Trade War and its effects on commodities
Thanks to a subscriber for this report by Barnabas Gan from OCBC which may be of interest. Here is a section:
Here is a link to the full report.
Here is a section:
Trade war concerns intensified now with US President Trump’s comment to “consider whether US$100 billion of additional tariffs would be appropriate” in response to China’s proposal to impose US$50 billion tariffs against US aircrafts, automotive and soybeans. At the time of writing as of 6th April 2018, US stock index futures and growth-related commodities fell immediately while safe haven demand into gold rallied the yellow metal.
IMF commented that trade wars “not only hurt global growth, they are also unwinnable” while World Bank chimed in that protectionism can “disrupt worldwide supply chains and affect long-term productivity”. According to Bloomberg Economics, a full-blown trade war may cost the global economy $470 billion (or about 89.3% of total US imports from China in 2017). Note that both US and China have substantial trade exposures, with US’ total trade with China at 16.9% of its total trade with the rest of the world, vice versa China’s total trade with the US at 14.3%.
Should trade tariff proposals turn concrete, we opine that growth-related commodities could potentially trend similarly to a growth-recessionary year (crude oil, base metals: 10% to 30%), while safe haven demand into gold will lift the yellow metal beyond $1,600/oz. Impact on agricultural will likely be mixed, as crude palm oil could find favor with Chinese importers, while soybean prices could potentially fall as demand slackens.
At least for now, the trade tariff threats are merely… just threats. Risk appetite could eventually recover should it stay as a war of threats (and executive orders). Watch out for potential huge swings in the commodity market (as well as the overall financial markets) should things escalate further.
Fears about trade wars are ebbing and flowing with optimism a détente will be reached one week superseded by fears tit-for-tat measures will deteriorate further the next. The banning of ZTE from selling phones in the USA is an escalation while the potential for Mnuchin to visit China is seen as a positive. What this suggests, at least to me, is this is an ongoing situation which is still some way from a resolution. If that is the correct assumption then it is not ideal for investor sentiment.

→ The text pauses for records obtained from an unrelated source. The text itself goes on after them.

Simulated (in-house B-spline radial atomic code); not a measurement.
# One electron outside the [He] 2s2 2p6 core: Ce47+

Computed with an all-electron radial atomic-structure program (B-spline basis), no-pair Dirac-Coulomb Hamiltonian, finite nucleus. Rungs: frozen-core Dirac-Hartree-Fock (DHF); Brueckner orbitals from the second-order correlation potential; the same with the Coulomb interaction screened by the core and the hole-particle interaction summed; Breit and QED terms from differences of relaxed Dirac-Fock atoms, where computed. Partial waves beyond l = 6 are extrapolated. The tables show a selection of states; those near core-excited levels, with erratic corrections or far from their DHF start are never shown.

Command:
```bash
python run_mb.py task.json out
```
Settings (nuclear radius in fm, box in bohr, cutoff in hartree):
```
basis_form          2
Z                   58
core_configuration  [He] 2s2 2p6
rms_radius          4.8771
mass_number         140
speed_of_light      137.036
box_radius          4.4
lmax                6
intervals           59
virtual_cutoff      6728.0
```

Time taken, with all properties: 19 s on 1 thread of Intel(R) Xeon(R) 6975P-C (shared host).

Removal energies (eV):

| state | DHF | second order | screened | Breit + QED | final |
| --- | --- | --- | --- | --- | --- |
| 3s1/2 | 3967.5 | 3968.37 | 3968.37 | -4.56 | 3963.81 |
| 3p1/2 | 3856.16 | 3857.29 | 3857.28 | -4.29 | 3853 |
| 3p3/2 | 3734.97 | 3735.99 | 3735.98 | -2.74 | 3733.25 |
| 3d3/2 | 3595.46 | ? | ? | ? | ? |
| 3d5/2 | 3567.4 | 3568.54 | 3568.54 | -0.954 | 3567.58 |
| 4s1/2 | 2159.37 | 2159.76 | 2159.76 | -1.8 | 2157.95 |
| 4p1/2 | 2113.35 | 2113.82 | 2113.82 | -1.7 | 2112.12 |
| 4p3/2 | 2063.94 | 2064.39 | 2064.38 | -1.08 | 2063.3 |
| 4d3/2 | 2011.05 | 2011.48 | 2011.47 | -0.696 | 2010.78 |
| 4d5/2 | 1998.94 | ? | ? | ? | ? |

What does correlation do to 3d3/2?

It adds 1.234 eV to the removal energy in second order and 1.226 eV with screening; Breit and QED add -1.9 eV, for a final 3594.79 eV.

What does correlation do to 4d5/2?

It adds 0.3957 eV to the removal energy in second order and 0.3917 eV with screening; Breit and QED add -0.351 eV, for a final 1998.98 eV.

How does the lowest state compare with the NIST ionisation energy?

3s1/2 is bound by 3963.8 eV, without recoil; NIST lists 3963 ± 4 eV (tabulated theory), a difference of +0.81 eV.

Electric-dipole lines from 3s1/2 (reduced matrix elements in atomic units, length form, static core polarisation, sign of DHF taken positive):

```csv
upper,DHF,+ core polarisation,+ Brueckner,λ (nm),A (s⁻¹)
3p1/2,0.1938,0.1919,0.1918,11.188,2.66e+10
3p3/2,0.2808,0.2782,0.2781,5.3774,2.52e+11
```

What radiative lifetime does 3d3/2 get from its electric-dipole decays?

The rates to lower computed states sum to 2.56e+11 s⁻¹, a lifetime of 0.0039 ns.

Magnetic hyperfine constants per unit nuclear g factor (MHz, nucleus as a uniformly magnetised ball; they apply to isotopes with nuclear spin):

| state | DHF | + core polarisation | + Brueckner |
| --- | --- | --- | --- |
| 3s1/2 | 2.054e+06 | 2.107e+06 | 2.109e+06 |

The possibility for weakening sanctions on Russian aluminium resulted in considerable volatility for the metals markets over the last couple of sessions. The price spiked higher from earlier this month but pulled back sharply over the last three sessions and has so far given up about half the earlier advance.
Nickel, which had been playing catch up, also pulled back sharply and is now testing the upper side of its underlying range.
Gold has also pulled back from the upper side of its range over the last few sessions and will need to continue to hold the $1300 level if consolidation is to continue to be given the benefit of the doubt.